Now, let’s say you still want some kind of proof that the .NET Framework doesn’t make the call to msvcr71!abort(), which results in a call to show the message box. I had my doubts that mscorwks.dll had the 7.1 CRT as a dependency. On a tip from fellow PFE Zach Kramer, you can prove this by running dumpbin /imports on the binary (Dumpbin is an old – but very handy - utility that still ships with Visual Studio). I could always obtain the binary by asking my customer for their mscorwks.dll, but it’s much easier to just use psscor2!savemodule.
0:023> lmvmmscorwks start end module name 79e70000 7a400000 mscorwks Loaded symbol image file: mscorwks.dll 0:023> !savemodule 79e70000 F:\modules\mscorwks.dll 5 sections in file at 79e70000 Successfully saved file: F:\Modules\mscorwks.dll
Then from a command window:
f:\Modules>dumpbin /imports mscorwks.dll >Imports.txt
Searching Imports.txt for the string ‘msvcr7’ comes up empty. In fact, the build of mscorwks used by my customer’s application was msvcr80.dll. This makes sense when you look at frames 0x14-0x13 in our call stack.

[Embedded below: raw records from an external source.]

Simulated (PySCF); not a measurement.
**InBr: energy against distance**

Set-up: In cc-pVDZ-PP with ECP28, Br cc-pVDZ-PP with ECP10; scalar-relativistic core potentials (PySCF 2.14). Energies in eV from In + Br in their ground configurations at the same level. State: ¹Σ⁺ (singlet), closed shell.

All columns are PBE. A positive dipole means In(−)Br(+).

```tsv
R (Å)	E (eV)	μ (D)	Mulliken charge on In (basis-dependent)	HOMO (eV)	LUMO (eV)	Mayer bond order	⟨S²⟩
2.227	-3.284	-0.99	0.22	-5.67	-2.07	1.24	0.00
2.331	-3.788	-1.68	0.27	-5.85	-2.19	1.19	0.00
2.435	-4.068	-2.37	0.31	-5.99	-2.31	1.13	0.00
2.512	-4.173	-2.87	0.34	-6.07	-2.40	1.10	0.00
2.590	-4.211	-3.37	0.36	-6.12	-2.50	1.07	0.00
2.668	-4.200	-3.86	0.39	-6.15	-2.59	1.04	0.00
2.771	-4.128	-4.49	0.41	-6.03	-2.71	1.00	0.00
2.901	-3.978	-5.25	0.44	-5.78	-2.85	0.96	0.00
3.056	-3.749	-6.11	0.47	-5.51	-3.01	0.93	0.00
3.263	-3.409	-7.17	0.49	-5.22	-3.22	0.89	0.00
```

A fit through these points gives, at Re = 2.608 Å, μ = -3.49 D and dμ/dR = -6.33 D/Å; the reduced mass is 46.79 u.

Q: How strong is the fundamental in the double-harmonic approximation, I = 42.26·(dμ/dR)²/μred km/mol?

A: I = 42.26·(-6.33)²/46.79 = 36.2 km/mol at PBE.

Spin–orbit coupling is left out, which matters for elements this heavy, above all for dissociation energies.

What if we employ the same technique on this ThirdParty.dll – will it show the assembly depends on the 7.1 CRT? Scanning the output for dumpbin /imports on ThirdParty dll shows the following:
Microsoft (R) COFF/PE Dumper Version 9.00.30729.01 Copyright (C) Microsoft Corporation. All rights reserved. Dump of file ThirdParty.dll File Type: DLL Section contains the following imports: MSVCR71.dll 1000E154 Import Address Table 10010554 Import Name Table 0 time date stamp 0 Index of first forwarder reference <clip>
So we know this ThirdParty.dll has the 7.1 CRT as a dependency, but that alone doesn’t prove this component throws the message box. And according to my customer, the vendor of ThirdParty.dll had been approached many times in the past regarding these “phantom message boxes” hanging production applications. But the vendor had denied any involvement without explicit proof. So the presence of their dll on the stack next to a call to msvcr71!abort() might not suffice when I confronted them with this issue. I felt I still had some work ahead of me.
Deeper dive
Before continuing, let’s do a quick review of what we know and don’t know:
1. The process hung because a message box was thrown. Ironically, this kept the process alive so that a dump could be taken, and from this dump we learned root cause of the OOM. 2. The message box text and caption indicate it was thrown as a result of some systematic process – not due to some “rogue code” in the customer’s application. 3. Contrary to the appearance of the kb command, the message box was not thrown by the .NET Framework. 4. Based on the placement of ThirdParty.dll in the raw stack, the fact that ThirdParty.dll has the 7.1 CRT as a dependency, and the fact that the stack shows the message box was thrown directly by the CRT, and we’re likely to make the most progress by trying to rule out ThirdParty.dll as the culprit (or alternatively, prove that it is the culprit). 5. From the call stack, it appears the .NET Framework had already instructed the OS to handle the exception. Why does it appear that the .NET Framework got a second go-around at handling the exception, and how do we connect the dots from the .NET Framework, to this ThirdParty.dll, to the 7.1 CRT’s call to abort()? 6. Why does msvcr71!abort() throw a message box – was it explicitly instructed to do this by someone?
1. The process hung because a message box was thrown. Ironically, this kept the process alive so that a dump could be taken, and from this dump we learned root cause of the OOM.
2. The message box text and caption indicate it was thrown as a result of some systematic process – not due to some “rogue code” in the customer’s application.
3. Contrary to the appearance of the kb command, the message box was not thrown by the .NET Framework.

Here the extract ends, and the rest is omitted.